@brodehouse said:
The whole focus on 'violence' is a misnomer... conflict drives all gameplay, and the easiest conflict to resolve on a gamepad is physical, human struggle. Then there's leaping across shit and timing your jumps, there's driving vehicles at fast speeds, but largely physical combat has the most diversity in controller use (which is what actually defines an 'action' game). They're making an action game with elements of adventure and RPG, they're not making an RPG based primarily around maxing out your hunger and health bars. It doesn't make sense to judge an Uncharted clone on how much of a survival RPG it is any more than it would be to judge that survival RPG by how good the third person shooting is.

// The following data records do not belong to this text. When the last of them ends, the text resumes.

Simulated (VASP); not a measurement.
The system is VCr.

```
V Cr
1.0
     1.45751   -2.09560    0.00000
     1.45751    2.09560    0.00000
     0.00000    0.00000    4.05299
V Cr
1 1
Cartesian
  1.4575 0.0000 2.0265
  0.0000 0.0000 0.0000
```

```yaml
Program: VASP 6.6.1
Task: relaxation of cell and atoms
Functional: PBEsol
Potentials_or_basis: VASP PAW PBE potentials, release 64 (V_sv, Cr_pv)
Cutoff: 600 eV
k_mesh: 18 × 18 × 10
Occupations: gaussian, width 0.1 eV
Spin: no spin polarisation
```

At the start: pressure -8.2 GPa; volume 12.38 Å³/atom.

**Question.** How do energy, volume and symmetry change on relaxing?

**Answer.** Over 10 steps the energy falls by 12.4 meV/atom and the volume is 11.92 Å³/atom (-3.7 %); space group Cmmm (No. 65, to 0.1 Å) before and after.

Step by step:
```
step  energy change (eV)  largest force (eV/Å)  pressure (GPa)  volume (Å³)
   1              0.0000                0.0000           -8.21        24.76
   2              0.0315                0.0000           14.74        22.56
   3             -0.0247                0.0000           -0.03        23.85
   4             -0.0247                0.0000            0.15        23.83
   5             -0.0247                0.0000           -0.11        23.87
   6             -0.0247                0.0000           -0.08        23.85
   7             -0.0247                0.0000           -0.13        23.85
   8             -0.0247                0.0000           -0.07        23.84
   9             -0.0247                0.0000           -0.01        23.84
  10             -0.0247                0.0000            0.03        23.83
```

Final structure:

I don't necessarily think the first part is true, that's just lack of imagination. But my point wasn't to judge Tomb Raider as something it's not, but speculate what it could have been. Because I just don't necessarily buy the "well, we have guns in the game so we obviously have to give you a bunch of stuff to shoot", and most of the things I was looking forward to about this Tomb Raider was the ideas brought forth when the game was announced. That being said, I don't have anything against an Uncharted clone (unless every enemy encounter is a "let's stay here for 15 minutes shooting dudes coming from their holes until we can move on"), and I have no issue looking past the combat in order to enjoy a good story (that's what I do with Uncharted). I was merely speculating how they could have focused the game in order to lessen the disconnect.